I’m starting to play with a new tool I heard about on a FLOSS Weekly episode: Overtone. It’s an open-source audio environment for programmatically generating music.  Now, I’ve got a decent grasp of musical theory, and I can sing very well, but my weak spot as a musician has always been that I don’t put in the time/effort into learning a musical instrument necessary to become proficient at it.  It’s not just musical instruments, though: I don’t put in the time/effort necessary to develop the hand-eye coordination necessary to be proficient at video games, so I find them difficult and frustrating.

Overtone, on the other hand, leverages a skill set that I’ve spent years upon years honing: programming.  If I could write programs that play music, then I could finally produce musical output some other way than singing. By myself. A capella.

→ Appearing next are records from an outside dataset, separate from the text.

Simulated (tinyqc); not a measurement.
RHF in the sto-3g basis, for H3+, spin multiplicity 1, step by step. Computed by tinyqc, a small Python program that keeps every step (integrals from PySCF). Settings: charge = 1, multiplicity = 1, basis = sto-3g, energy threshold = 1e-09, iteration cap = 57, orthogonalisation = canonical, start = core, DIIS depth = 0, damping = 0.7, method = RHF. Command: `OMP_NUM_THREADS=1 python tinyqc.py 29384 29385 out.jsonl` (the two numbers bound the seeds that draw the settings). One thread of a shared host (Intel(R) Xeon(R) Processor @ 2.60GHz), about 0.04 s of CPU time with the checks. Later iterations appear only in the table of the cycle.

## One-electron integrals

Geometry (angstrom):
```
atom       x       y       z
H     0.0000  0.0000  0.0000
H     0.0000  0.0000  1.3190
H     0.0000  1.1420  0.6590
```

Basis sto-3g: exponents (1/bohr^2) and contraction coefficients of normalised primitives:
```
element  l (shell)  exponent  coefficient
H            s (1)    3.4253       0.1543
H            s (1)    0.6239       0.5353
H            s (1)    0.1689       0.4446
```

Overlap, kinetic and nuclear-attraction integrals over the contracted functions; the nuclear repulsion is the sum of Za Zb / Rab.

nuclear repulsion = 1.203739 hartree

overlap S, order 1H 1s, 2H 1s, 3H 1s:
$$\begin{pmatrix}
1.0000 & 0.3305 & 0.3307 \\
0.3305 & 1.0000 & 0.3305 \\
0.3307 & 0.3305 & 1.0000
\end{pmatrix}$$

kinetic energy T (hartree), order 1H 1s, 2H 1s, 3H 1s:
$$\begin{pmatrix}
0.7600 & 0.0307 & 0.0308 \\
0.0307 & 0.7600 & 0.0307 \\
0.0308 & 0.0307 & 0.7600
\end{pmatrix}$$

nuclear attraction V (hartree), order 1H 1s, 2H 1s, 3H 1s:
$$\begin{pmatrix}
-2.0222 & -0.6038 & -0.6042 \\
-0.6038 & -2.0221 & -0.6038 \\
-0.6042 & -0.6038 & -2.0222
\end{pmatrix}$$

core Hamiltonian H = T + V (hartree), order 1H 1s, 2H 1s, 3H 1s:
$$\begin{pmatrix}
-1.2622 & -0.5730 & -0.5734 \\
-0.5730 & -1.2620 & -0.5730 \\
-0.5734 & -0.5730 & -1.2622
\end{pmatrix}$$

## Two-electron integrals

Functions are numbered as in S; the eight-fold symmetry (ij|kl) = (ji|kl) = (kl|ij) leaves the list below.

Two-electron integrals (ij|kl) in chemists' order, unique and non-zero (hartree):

So far, I’ve managed to get Overtone (and all its requirements like Clojure and SuperCollider) installed and producing sound.  Now I’m setting out to find more documentation on how Overtone works so I can hack out some music with it.  It’s an interesting exercise, learning a programming language solely to be able to produce music. Fortunately, Clojure is a dialect of Lisp, and I had a class back in college that covered Lisp, so I’m already familiar with the basic concepts.  Unfortunately, the way Lisp works, where everything is an expression and all operators are postfix, is very foreign to my raised-on-procedural-languages mind.  I’m looking forward to some frustrating hours ahead as I wrap my brain around it.